Following a failed joint mission with Russia in 2011, China is eyeing to launch a Mars exploration in 2020 as an independent probe of the Red Planet, a top national political adviser and space scientist says.

The China mission is expected to reach the planet in 2021 after a flight of up to 10 months, announced Ye Peijian Friday in Beijing during an annual session of the country’s political advisory body.

"Consensus has been reached among policymakers and leading scientists," he said in a China Daily report.

The country’s planned Mars landing will coincide with the 100th anniversary of the Communist Party of China’s founding and will occur a decade after the failed joint mission, where the Russian launch vehicle that carried Yinghuo-1 crashed into the Pacific. The United States, India, Russia, and the European Union afterwards stole the march.

The Mars probe is one of the 10 major orders that China’s next-generation heavy lift rocket, called Long March 5, has received. This was revealed by China Aerospace Science and Technology Corp., which serves as the main contractor of its national space missions.

Its structure and size will be similar to but will have distinct differences from Chang’e-3, which is China’s first lunar lander launched in 2013.
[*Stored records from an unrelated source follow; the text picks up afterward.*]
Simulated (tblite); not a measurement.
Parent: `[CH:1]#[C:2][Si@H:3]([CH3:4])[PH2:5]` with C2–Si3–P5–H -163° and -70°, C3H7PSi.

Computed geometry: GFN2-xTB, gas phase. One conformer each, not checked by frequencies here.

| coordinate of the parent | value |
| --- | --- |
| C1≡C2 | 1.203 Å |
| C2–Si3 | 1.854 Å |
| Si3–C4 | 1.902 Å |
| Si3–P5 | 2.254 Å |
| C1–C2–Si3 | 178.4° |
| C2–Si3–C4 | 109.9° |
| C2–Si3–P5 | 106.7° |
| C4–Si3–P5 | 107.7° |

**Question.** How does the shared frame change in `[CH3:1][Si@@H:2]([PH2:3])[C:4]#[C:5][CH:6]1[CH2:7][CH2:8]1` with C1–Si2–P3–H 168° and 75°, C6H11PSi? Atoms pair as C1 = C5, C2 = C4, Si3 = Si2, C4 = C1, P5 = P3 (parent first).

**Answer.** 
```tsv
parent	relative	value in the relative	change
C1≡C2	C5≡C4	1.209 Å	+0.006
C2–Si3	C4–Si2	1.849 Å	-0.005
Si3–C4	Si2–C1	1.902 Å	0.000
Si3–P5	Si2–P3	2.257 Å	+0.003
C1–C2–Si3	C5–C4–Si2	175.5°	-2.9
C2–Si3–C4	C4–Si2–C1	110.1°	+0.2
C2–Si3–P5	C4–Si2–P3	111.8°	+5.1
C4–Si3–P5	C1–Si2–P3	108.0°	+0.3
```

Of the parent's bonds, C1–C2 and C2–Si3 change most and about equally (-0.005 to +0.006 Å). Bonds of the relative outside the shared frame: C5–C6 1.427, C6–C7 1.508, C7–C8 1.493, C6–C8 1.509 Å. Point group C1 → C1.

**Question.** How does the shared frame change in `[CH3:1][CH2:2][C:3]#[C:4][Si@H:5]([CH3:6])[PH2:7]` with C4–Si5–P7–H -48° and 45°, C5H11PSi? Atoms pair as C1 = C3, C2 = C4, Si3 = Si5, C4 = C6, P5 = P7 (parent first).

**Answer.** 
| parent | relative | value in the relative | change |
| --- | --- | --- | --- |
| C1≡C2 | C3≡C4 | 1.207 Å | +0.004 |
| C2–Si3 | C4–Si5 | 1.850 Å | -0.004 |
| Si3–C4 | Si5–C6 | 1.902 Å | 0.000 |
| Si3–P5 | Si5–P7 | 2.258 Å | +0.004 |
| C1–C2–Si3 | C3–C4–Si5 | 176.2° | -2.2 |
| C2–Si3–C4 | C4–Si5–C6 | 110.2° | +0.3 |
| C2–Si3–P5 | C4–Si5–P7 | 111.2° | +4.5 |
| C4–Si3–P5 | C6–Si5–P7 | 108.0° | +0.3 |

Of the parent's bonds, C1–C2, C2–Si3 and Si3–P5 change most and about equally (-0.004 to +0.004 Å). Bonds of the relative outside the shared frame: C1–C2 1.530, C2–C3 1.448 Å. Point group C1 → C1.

Back in November 2015, China also unveiled a model of its orbiter as well as landing rover at the China International Industry Fair held in Shanghai.

Research and preparations are now underway to set the communications between Earth and the Mars rover, and to manage the extreme environments on the destination planet.

Ye as well as other Chinese scientists have been lobbying for an independent Mars exploration project for the last few years now. The Chang’e-3 program’s chief scientist added, too, that the Chinese government has not approved the plan to send its astronauts to the moon.

On the other hand, the Chang’e-5 lunar mission is poised to bring soil from the moon in 2017, while the core module of the anticipated space station will be unveiled in 2020.

Renowned American astronaut Dr. Buzz Aldrin said in February that humans will successfully reach Mars by 2040 — a “very realistic” plan, although staying on the planet is an altogether different story. He called for international collaboration to make the manned Mars mission happen.